Thread: Poor plan choice with partial unique indexes on jsonb column andsimple RLS policy (with test script)

Hi all,

I have recently encountered a strange poor query plan choice after implementing RLS.

My table has a number of partial indexes on a jsonb column and the query went from low number of milliseconds to several seconds as the planner chose a different index.
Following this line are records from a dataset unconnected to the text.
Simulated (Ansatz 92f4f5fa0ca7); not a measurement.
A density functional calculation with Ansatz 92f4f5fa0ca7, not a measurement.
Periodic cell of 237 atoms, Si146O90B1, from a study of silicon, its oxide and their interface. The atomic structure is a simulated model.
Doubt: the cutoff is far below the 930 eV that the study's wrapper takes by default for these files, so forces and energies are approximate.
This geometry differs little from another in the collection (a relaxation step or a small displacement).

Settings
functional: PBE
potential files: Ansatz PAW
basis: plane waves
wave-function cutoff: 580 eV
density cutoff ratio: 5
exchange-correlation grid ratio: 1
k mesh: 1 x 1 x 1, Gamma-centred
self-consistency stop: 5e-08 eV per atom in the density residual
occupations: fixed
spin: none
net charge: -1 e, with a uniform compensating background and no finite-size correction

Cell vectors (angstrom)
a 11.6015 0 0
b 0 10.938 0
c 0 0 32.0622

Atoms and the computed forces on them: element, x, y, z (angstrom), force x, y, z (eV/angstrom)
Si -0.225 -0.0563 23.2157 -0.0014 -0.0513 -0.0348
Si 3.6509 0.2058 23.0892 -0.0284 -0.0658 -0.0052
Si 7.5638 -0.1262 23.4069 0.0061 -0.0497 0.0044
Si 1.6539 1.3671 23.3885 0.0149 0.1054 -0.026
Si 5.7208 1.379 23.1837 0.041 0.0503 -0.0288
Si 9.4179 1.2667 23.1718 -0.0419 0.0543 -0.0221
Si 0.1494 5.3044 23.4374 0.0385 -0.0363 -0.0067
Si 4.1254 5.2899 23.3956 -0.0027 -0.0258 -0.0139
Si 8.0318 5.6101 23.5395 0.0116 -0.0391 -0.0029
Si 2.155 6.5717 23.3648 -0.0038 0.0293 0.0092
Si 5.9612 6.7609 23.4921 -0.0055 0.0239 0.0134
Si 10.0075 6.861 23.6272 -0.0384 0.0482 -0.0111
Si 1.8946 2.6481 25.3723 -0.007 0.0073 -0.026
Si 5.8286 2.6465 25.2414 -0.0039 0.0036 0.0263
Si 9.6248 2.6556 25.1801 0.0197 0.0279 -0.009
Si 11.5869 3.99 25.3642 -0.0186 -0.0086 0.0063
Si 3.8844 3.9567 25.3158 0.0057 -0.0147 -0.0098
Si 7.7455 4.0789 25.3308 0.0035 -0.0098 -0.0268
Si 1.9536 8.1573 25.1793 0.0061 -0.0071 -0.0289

Simply stated, in the jsonb column case, "using ( (select true) )" instead of "using (true)" produces a bad plan, illustrated below:

postgres=# create policy testing_s ON testing for select to testing_user using (
postgres(#     true
postgres(# );

postgres=# set role testing_user;
SET

postgres=> explain (analyze) select * from testing where data->'value' = to_jsonb(10) and type_id = 10 and latest is true;
                                                  QUERY PLAN                                                  
---------------------------------------------------------------------------------------------------------------
 Index Scan using i_10 on testing  (cost=0.15..8.17 rows=1 width=49) (actual time=0.007..0.008 rows=1 loops=1)
   Index Cond: ((data -> 'value'::text) = to_jsonb(10))
 Planning Time: 0.221 ms
 Execution Time: 0.017 ms
(4 rows)

postgres=# alter policy testing_s ON testing to testing_user using (
postgres(#     (select true)
postgres(# );

postgres=> explain (analyze) select * from testing where data->'value' = to_jsonb(10) and type_id = 10 and latest is true;
                                                    QUERY PLAN                                                    
------------------------------------------------------------------------------------------------------------------
 Bitmap Heap Scan on testing  (cost=9.16..17582.89 rows=1 width=49) (actual time=0.088..0.877 rows=1 loops=1)
   Recheck Cond: ((type_id = 10) AND (latest IS TRUE))
   Filter: ($0 AND ((data -> 'value'::text) = to_jsonb(10)))
   Rows Removed by Filter: 199
   Heap Blocks: exact=185
   InitPlan 1 (returns $0)
     ->  Result  (cost=0.00..0.01 rows=1 width=1) (actual time=0.000..0.000 rows=1 loops=1)
   ->  Bitmap Index Scan on i_10  (cost=0.00..9.14 rows=7500 width=0) (actual time=0.012..0.012 rows=200 loops=1)
 Planning Time: 0.306 ms
 Execution Time: 0.894 ms
(10 rows)

Tested on PostgreSQL 11.1 (Debian 11.1-1.pgdg90+1) on x86_64-pc-linux-gnu, compiled by gcc (Debian 6.3.0-18+deb9u1) 6.3.0 20170516, 64-bit

My two full tests cases are linked below, the first works as expected, the second produces a bad plan:


This problem seems to make row level security unusable for me, I am missing something in regards to RLS and indexes on jsonb?

Alastair
Alastair McKinley <a.mckinley@analyticsengines.com> writes:
> I have recently encountered a strange poor query plan choice after implementing RLS.
> My table has a number of partial indexes on a jsonb column and the query went from low number of milliseconds to
severalseconds as the planner chose a different index. 
> Simply stated, in the jsonb column case, "using ( (select true) )" instead of "using (true)" produces a bad plan,
illustratedbelow: 

If the planner isn't sure you have access to all rows in the table,
that disables some of its ability to estimate where-clause selectivity.
In particular it can't run "leaky" where-clauses against all values in
the table's statistics entries to see how many pass, because a nefarious
user could use that to glean info about what's in the table.  Eyeing your
test query, it looks like the issue is that jsonb "->" isn't leakproof,
so that clause falls back to a default selectivity estimate, and you
get a bad plan as a result.

            regards, tom lane



Hi Tom,

Thank you for having a look at this.  In the interim I discovered that I could trigger the issue by creating a security barrier view, whereas a regular view worked fine, so I think that also points to your conclusion about leakyness?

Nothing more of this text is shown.